It is a remarkable achievement, one that looks all the better all these years later, now that digital cinematography has won, and the ever-so-slightly smudgy, rich grain of the film stocks used in the different sequences makes this look like an artifact from a different civilisation. It's a very filmic film, Hero is, drawing as much attention to the physical medium on which it was shot as any other movie from the early 2000s that I can think of; maybe this is because of Doyle, whose work in the years before this project often tended to embrace the capacity of film to place a grainy veil between the viewer and the action (the enthusiastically smeary anarchic energy of 1994's Chungking Express obviously leaps to mind, along with the almost unbearably luxurious thickness of the images in 2000's In the Mood for Love). Maybe it's just because Hero calls so very much attention to how its images have been crafted through pure artifice, and that draws attention to the materiality of the production. Whatever the case, it's a lush, warm film, with the colors softly glowing off the screen.

The film is set near the very end of the Warring States period, shortly before King Zheng of Qin (Chen Daoming) became first Emperor of a unified China. It is a violent period, and there are many who would assassinate the king, so he has instituted extreme measures to keep himself safe: his royal chamber has been stripped of every decorative object except a cluster of candles, and no one may approach within 100 paces of him, under penalty of death. Unless, that is, the king himself permits a visitor to come nearer, as he does on the day that a nameless swordsman and prefect (Jet Li) arrives with news that he has killed the three assassins that were most tormenting the king's peace: Long Sky (Donnie Yen), Flying Snow (Maggie Cheung), and Broken Sword (Tony Leung Chiu-wai), as well as Broken Sword's pupil, Moon (Zhang Ziyi). Impressed, the king invites the nameless one to come close and tell his remarkable tale. But the king spots some irregularities in the story, and offers his own suspicious interpretation of events. The swordsman admits to the gaps in his story, but the king's version isn't correct either, so he explains the truth. And in so doing, the two men come to a shared understanding about the value of a unified China under a strong central leader.

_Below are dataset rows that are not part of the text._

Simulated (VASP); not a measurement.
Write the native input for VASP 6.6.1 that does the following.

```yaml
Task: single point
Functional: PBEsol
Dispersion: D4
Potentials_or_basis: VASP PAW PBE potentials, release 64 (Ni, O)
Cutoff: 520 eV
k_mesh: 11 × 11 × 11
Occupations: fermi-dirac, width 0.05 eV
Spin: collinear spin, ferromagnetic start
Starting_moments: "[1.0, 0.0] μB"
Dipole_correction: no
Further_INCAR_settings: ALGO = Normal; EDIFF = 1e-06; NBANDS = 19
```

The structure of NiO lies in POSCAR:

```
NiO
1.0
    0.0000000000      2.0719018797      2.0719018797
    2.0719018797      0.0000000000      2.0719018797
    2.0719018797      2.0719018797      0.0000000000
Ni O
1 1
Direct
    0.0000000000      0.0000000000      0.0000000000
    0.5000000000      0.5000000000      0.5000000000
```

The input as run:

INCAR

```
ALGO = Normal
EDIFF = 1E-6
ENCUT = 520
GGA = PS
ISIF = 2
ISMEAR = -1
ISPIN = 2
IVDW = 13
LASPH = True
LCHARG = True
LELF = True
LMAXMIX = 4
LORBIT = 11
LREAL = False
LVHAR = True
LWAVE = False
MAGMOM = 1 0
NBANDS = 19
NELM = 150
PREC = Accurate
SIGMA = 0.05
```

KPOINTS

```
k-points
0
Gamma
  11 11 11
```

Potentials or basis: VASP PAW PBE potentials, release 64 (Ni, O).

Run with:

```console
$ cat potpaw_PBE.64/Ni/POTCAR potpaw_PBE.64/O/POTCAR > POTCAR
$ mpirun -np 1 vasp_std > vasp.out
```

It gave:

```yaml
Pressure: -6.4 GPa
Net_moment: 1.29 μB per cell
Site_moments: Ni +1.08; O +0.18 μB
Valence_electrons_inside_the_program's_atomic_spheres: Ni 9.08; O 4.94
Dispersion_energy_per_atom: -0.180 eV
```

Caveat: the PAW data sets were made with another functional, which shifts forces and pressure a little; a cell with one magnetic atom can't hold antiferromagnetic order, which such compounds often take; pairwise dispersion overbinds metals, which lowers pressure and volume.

So, unabashed pro-totalitarian propaganda? Yes. Maybe not unabashed - I am sure there have been readings motivated by finding the ways that Zhang, Li Feng, and Wang Bin suck in subversive hidden messages in this, and some of them are probably even persuasive. But it is certainly most obviously pro-totalitarian propaganda, and one is either going to be okay with that or one is not. Myself, I am much more fascinated by Chinese propaganda films than I was back in 2004, when Hero had its delayed release in the United States, and I just found the thing offensive. Frankly, I take Zhang at his word when he claims that he was more interested in creating an aesthetic experience than an intellectual one, for Hero is certainly a most aesthetically aggressive object. The ancient setting seems to have encouraged the filmmaker to go all the way with a fhighly formal approach to blocking and setting up the camera. It's a film full of precise geometry - and this is not a director known for loosey-goosey filmmaking prior to 2002 - that traps all of the characters in strong lines and bold compositions built around shapes: rectangles obviously, as seen very dramatically in the scenes with the king, but also circles, mostly associated with the the assassins. There are even a few astonishing triangular compositions, most notably a scene in which calligraphers are mowed down by arrows as they sit in unyielding diagonal lines staged recessionally away from the camera. In a film whose central theme is order emerging from anarchy, there's something appropriately unbending about the clean form (the color scheme is part of this too, for that matter)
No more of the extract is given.